Chapter 24 contains summary of conclusions from data mining and processing as well as construction of SUTs MASTERs for the EU-23 countries.
Slides available here: WW LCI_SETAC Nantes. Extended abstract available below.
Existing models for wastewater treatment in LCA reflect average conditions in wastewater treatment plants (WWTPs), rather than the specific fate of particular chemicals and they omit the impact of direct discharges. We present a model and tool to calculate life cycle inventories (LCIs) of chemicals in wastewater, WW LCI. It attributes the exchanges with the technosphere and the environment taking into account the expected behaviour of individual chemicals. The model covers treatment of organic and inorganic chemicals and the WWTP is modelled taking into account the partitioning of each chemical to air, sludge, treated effluent, and depending on its degradability, the transformation by microorganisms to CO2 and excess sludge. Sludge is treated by anaerobic digestion and the fate of any fraction of chemical released to the environment (e.g. treated effluent, direct discharges) is assessed in terms of greenhouse-gas (GHG) as well as nutrient (N, P) emissions following degradation in environmental compartments. Sludge disposal includes incineration, landfilling and agricultural reuse. The model is programmed in Excel and accommodates simultaneous calculations for 30 chemicals, either individually or as a mixture. The resulting LCIs can be automatically imported into the LCA software SimaPro.
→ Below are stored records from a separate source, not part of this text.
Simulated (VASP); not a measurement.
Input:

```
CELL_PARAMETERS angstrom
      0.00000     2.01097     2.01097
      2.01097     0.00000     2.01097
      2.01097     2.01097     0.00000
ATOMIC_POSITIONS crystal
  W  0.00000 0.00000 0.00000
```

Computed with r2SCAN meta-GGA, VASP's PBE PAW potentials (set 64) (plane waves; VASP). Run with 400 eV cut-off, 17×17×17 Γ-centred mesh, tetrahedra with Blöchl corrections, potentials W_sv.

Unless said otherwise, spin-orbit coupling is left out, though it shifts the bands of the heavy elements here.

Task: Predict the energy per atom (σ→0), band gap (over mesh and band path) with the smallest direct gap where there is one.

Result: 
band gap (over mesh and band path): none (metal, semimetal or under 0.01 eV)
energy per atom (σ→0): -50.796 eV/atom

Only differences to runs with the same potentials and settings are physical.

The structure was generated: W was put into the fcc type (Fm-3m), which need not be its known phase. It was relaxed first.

The applicability of WW LCI is shown in a case study on three detergent formulations (powder, liquid, concentrate) including 28 chemical ingredients. The impact of these formulations is assessed for a functional unit of one wash, and the results are compared to those of the WWTP model developed for ecoinvent v2. The system boundaries include only the end-of-life stage, i.e. discharge of the three formulations after use in a washing machine, and the impact categories assessed are GHG emissions, freshwater and marine eutrophication and freshwater ecotoxicity.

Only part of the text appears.